It once seemed like an animated movie not made by Disney or Pixar wouldn’t be worth seeing unless you were seven years old. Then, in 2010 came a DreamWorks gem called “How to Train your Dragon.” Suddenly, Disney had a real competitor. Now here we are nine years later, and the quality is just as good.
“How to Train your Dragon 3” looks incredible. There are scenes in the hidden world of dragons that are breathtaking, full of neon colors and bright scenery. Things like trees and bushes no longer look the color they are but a brighter variation of their colors. But the hidden world is not the only thing that looks good. The facial animations and expressions find a great balance between realistic and cartoonish.

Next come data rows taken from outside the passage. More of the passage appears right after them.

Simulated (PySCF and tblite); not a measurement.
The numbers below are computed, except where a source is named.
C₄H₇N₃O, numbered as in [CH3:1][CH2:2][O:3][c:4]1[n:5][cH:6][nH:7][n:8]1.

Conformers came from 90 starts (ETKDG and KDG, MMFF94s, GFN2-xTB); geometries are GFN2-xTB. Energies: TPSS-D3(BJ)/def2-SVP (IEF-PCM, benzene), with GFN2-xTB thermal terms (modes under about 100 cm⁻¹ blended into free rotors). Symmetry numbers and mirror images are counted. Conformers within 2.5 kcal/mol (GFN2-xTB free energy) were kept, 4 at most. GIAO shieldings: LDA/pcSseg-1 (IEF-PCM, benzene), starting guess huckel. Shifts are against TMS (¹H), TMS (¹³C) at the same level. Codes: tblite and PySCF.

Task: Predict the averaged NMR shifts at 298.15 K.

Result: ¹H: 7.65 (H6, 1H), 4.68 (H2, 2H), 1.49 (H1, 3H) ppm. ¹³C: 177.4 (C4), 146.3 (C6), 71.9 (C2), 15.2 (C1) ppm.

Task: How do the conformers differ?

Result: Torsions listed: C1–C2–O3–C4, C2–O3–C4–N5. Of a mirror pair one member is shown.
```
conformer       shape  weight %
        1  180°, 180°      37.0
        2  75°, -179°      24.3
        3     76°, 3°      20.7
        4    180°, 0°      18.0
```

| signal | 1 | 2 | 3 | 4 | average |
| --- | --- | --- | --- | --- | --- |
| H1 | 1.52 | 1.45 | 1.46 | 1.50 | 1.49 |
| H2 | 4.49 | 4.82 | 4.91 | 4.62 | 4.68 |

But everyone knew the movie would be beautiful considering this franchise’s track record. What people probably didn’t expect was just how heartfelt and intimate the conclusion would feel. There wasn’t a dry eye in the house when Hiccup (Jay Baruchel) had to finally say goodbye to Toothless, his dragon partner and friend of many years.
There is also a really great villain in the film named Grimmel (F. Murray Abraham) who seems much more fleshed out and real compared the standard big dragon leading a pack like in the pre- vious two movies. He has a valid motivation and some of the best designed pet dragons to boot, making him a standout among animated villains. All he wants is to get rid of all of the nightfuries (the species of dragon Toothless is) and will stop at nothing to achieve it.
Hiccup also gets a great send-off here, as we see him finally have a family and be the leader he was always meant to be. His love and passion for dragons may seem wrong at first, but he learns to lead and love his dragons at the same time, making for a great conclusion to his character arc.
On the negative side, I did find myself predicting most of what would happen. It isn’t so much that I could tell exactly what characters would do and when they would do it, but there were a few narrative cliches that made for a less complete experience. It doesn’t hurt the film all too much, but it’s worth mentioning.
Still, “How To Train Your Dragon 3” was enjoyable from start to finish. It has enough heart and humor that many of its contrivances can be ignored, and it brings a satisfying conclusion to an already satisfying franchise. Go see this one if you’re a fan of the series, but if not, you just might find yourself a bit surprised at the quality.